That Was The Church That Was begins its story in 1986, when the church was still being run by pipe-smoking liberal bishops with a laid-back sense of entitlement to lead. They were aware of an impending conflict with the new Thatcherite establishment, but nothing like ready enough for the Kulturkampf that was to follow over women priests and gay clergy. Just as England was waking up to the destruction of the post-war political consensus, so the Church was about to undergo the dissolution of that broad consensus across the spectrum of churchmanship that the Church of England was the church for the whole nation.
I am wondering what went wrong between 1962, when the Robinsonites were so optimistic and buoyant, and 1986, when Robert Runcie, in mid-career at Canterbury, was falling out with the Government over the Faith in the City report.

I suppose you could argue that Robinson and people like him were contributors to the disaster. Having posed constructive challenges to the Church to recover its true nature as a body of lay people, assisted and represented by clergy, why did Robinson have to go on and write Honest to God in 1963? Wasn’t that a really destructive blow to people’s faith and to the authority and unity of the Church?

I don’t think so. Some of the clerical establishment and their clericalized associates may have been upset by it. But lay Christians in their hundreds wrote to Robinson to thank him for recognizing and validating the doubts and difficulties that undermined their allegiance to the Church but which they had felt unable to admit to. Robinson said that the book was written in order to make the thinking of Dietrich Bonhoeffer and Paul Tillich available to ordinary people. It was treating lay Christians as adults, able to think sensibly about theology, rather than as children whose thinking must be directed by the clergy. So Robinson’s book was quite in keeping with the principles of Layman’s Church: it crossed the so-called ‘clergy line’, putting power into the hands of the laity. Doubt about doctrine was already there; Robinson merely brought it into the open and allowed people to be ‘honest to God’.

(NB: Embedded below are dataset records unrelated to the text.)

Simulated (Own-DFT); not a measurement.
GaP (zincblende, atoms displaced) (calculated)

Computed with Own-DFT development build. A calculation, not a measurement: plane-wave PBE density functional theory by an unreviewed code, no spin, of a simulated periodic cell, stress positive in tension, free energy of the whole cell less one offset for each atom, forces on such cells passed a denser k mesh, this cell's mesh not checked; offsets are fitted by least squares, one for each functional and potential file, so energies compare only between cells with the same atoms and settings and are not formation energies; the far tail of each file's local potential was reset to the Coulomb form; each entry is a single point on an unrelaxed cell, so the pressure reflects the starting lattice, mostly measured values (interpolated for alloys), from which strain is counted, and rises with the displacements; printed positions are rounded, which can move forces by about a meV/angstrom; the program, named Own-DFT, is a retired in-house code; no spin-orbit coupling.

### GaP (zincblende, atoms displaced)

Robinson died in 1983, just before the fateful year when That Was The Church That Was begins its story. Towards the end of his life, in 1977, a collection of his essays called On Being The Church In The World was reissued for the third time. These had been written in the 1950s and first published in 1960. In the Preface to the second edition, published in 1970, he quoted from the 1960 Preface, and surveyed what had happened in the intervening decade. This preface was reprinted in the 1977 edition with a further look backwards in the Preface and Epilogue. Piecing these fragments together we get some clues to the way things developed in those years before the 1980s.


The 1960 preface expresses both Robinson’s characteristic optimism and a significant warning in a pair of sentences:

The conception of ‘being the Church’, as opposed simply to ‘going to Church’, is one that has brought new vision and vitality to many a congregation in recent years. But the rallying cry ‘let the Church be the Church!’ can be perilous if it turns the Church in upon itself and allows it to forget that it exists always and only as an instrument of the Kingdom.

We’ll come back to this shortly.

In the 1970 preface Robinson can be almost heard gasping. He quotes himself predicting, in a 1959 Confirmation sermon, great things about to happen: ‘we may be at the turning of the tide’, but goes on

How wrong can one be? The tide was indeed imperceptibly on the turn. But 1960 was to represent the high-water mark not the low-water mark!

The C of E in the fifties had been putting its house in order: but, as he says

This can be an inward-looking preoccupation. It can allow us to evade the question whether what we live in is the right or relevant house or indeed whether we should be living in a house of our own at all. For if the first task of the Church is, like its Master, to be the servant of the world, then the first mark of a servant is that he lives in the house of another.

Then, in the Epilogue to the 1977 edition he looks back over twenty-five years and sees a very mixed picture; one or two points stand out.

Talking about the ‘new morality’ and the radical publications of the 1960s like Honest to God he says ‘the opportunity was largely lost. Overall there has been no “new reformation”.’ Surveying changes in patterns of ministry he says ‘I observe that the radicals of the ’60s have not become the leaders of the ’70s.’ But, he adds

The vital question, I believe, is whether this [change] will mean further clericalization of laity (male or female) or a declericalization of the priesthood of the whole people of God.

And in the Preface to this edition he speaks of ‘that travelling light with which the Church must be prepared to face the ’80s’.

Robinson’s first warning about inward-looking church activity would seem to me to have been prophetic. All branches of the church by concentrating mainly on their core values have effectively lost touch with the world they are meant to be part of. His cri de coeur about the failure of radicalism may be a clue to how and why this has happened. His second warning, about clericalization, has also come to pass with a vengeance. The most important change, namely the ordination of women (which he over-optimistically expected to happen by 1987), vital though it was, only served to clericalize more of the laity instead of declericalizing the Church. And ‘travelling light’, whatever exactly he meant by it, does not seem in any significant way to have been the flavour of the 1980s.

But he had already said it all in Honest to God, six paragraphs from the end (pp. 139–140).

Anything that helps to keep [the Church of England’s] frontiers open to the world as the Church of the nation should be strengthened and reformed: anything that turns it in upon itself as a religious organization or episcopalian sect I suspect and deplore. For the true radical is not the man [sic] who wants to root out the tares from the wheat so as to make the Church perfect: it is only too easy to reform the Church into a walled garden. The true radical is the man who continually subjects the Church to the judgement of the Kingdom, to the claims of God in the increasingly non-religious world which the Church exists to serve.


Certainly the first two of these three sentences chime very closely with the message of That Was The Church That Was.